I won’t say the Chicago Cubs haven’t benefitted from it before. They have. But the non-waiver deadline is a thing of the past as the MLB and players union have agreed to the rule change this year. And most will be happy about it.
Last season, the Chicago Cubs acquiring Daniel Murphy wouldn’t have happened. It didn’t pan out as the Cubs had hoped. But it’s a thing of the past as Ken Rosenthal of the Athletic reported. (Subscription required) Those non-waiver deals that nobody fully understood have been removed, and all trades must take place by July 31.

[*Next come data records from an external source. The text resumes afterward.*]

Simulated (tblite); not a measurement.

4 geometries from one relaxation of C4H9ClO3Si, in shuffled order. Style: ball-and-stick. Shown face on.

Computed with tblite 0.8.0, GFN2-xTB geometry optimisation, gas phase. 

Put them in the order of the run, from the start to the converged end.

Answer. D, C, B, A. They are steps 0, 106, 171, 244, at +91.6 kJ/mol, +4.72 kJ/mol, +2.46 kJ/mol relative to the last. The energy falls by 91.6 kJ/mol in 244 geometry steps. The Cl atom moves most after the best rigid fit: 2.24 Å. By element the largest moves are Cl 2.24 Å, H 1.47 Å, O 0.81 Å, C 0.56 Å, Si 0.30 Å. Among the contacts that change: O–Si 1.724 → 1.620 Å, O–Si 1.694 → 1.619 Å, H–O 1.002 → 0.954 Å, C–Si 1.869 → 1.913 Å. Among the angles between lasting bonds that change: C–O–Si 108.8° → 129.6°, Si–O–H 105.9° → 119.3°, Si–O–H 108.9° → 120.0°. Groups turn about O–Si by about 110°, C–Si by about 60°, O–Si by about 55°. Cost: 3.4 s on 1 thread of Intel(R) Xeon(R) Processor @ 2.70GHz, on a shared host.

The non-waiver deal was, uh, confusing at the least. The simplest way it can be explained is that any player could be placed on waivers. Then it went from worst to first in the league you were in. Wait, no. Yes. Then as long as you claimed the glass slipper by midnight at the next ball, you could be traded. Yep. That’s how it went. (Sarcasm HEAVY here, but it isn’t much easier than that.)
Many times, teams would run their entire roster through waivers during this time. This way they could gauge interest in players. If they didn’t want to move them, they simply pulled them off waivers. Other times, teams might claim a player to keep him out of the hands of another team, possibly a division rival. It really was a messy bit of bookkeeping.
But as Rosenthal points out, there will be fallout from this rule change. One point that a GM he spoke with made is a sensible one. He labeled the pending change a “huge mistake,” warning of unintended consequences and saying if baseball is going to switch from two trade deadlines to one, it should move the date from July 31 to mid-August.
This change will be a ‘shock’ to many teams. What this does is force teams to make moves during the winter–possibly more than usual–and be ready to have one chance at bolstering the team for a run at the playoffs.
Look at it like this. Last season, the Chicago Cubs bullpen suffered some injuries, but well before the deadline. It was clear that many of the young Cubs pitchers weren’t ready in their short stints. So what if these injuries would have happened after July 31? No Jesse Chavez. No Brandon Kintzler. No Jorge De La Rosa. All guys that played a significant role in keeping the team afloat. Now you’re going with what you have in the system. Jen-Ho Tseng? No thank you.
In 2020, the roster size will see a change. The first five months you get a 26-man roster. In September, it will go from the 40-man to 28. So you get one more body for the first five months, 12 fewer for the last one. Yeah, makes complete sense. Many seem okay with this, but I do not see the logic. Granted, 40 was too many. And on Cubs teams of the past (that weren’t good), it was great because you’d get to see the young guys get a chance. A plus, because the everyday guys were terrible and seeing new blood was fun, even if the Cubs kept losing. Wow. Crazy times, those were.
Personally, I’m happy to see just one deadline in the game. I hope the fallout isn’t all dread like some are saying, but I can see some of it becoming an issue. It’s just nice to talk about something that isn’t pace of play..because the game is fine the way it is, Mr. Manfred.